Fábio Frezatti, David B. Carter and Marcelo F.G. Barroso
An effective management accounting information system (MAIS), as well as the accounting discourse related to it, can support, facilitate, enable, and constrain diverse…
Abstract
Purpose
An effective management accounting information system (MAIS), as well as the accounting discourse related to it, can support, facilitate, enable, and constrain diverse business discourses. This paper aims to examine the discursive and organisational effects of an organisation accounting upon absent accounting artefacts, i.e. accounting without accounting. Situated within the discursive literature, this paper examines the construction of competing articulations of the organisation by focusing on what accounting does or does not do within an organisation. In particular, the paper acknowledges the fundamental importance of the accounting discourse in supporting, facilitating, enabling, and constraining competing organisational discourses, as it illustrates how the absence of accounting centralises power within the organisation.

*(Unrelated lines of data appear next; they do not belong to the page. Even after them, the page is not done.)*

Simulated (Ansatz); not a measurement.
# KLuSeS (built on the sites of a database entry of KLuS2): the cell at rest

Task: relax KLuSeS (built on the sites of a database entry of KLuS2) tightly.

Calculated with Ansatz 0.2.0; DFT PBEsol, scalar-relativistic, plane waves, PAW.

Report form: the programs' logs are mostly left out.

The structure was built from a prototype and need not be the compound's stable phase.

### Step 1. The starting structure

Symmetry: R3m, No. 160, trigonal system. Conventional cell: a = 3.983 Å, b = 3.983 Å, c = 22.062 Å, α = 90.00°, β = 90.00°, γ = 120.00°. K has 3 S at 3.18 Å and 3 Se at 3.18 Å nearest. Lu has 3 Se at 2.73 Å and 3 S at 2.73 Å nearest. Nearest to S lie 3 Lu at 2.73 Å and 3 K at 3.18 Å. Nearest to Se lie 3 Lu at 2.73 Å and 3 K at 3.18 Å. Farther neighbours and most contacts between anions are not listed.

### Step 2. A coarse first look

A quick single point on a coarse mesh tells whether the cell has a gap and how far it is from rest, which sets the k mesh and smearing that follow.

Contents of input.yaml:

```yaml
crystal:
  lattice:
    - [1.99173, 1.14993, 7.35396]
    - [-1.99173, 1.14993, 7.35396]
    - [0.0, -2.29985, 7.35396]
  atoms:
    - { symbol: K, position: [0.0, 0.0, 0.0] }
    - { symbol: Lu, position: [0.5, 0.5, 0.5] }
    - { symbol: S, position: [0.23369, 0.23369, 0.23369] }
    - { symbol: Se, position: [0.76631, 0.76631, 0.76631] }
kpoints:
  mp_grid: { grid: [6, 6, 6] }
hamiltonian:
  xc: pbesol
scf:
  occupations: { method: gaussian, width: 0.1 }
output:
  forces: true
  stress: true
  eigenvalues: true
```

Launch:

Design/methodology/approach
From a rhetorical, discursive perspective, the authors develop an in-depth qualitative case study in a manufacturing organisation where MAIS has been abandoned for approximately two years. Interpretive research approaches, from a post-structural perspective, provided the base for the structure of the research. The authors studied how other organisational discourses (such as entrepreneurship and growth), which are traditionally constructed with reference to accounting and other artefacts, continued to be produced and sustained. The non-use and non-availability of management accounting information created a vacuum that needed to be filled. The lack of discursive counterpoints and counter-evidence provided by MAIS created a vacuum of information, allowing powerful, proxy discourses to prevail in the organisation, increasing risks to business management.
Findings
The absence of MAIS to support an accounting discourse requires that contingent discourses “fill in the discursive gap”. Despite appearances, they are no substitute for the accounting discourse. Thus, over time, the entrepreneurial, growth and partners' discourses lose credibility, without the corresponding use of management accounting information and its associated discourse.
Originality/value
There are at least two main contributions from the case study and the findings presented in this paper: first, they provide a new perspective for studying MAIS, as a specific organisational discourse among other discourses that shape people relationship within the organisation as an examination of accounting without accounting. Second, this discussion reinforces the relevance of accounting discourse for other organisational discourses, supporting, facilitating, enabling, and constraining them, by demonstrating the effects of its absence.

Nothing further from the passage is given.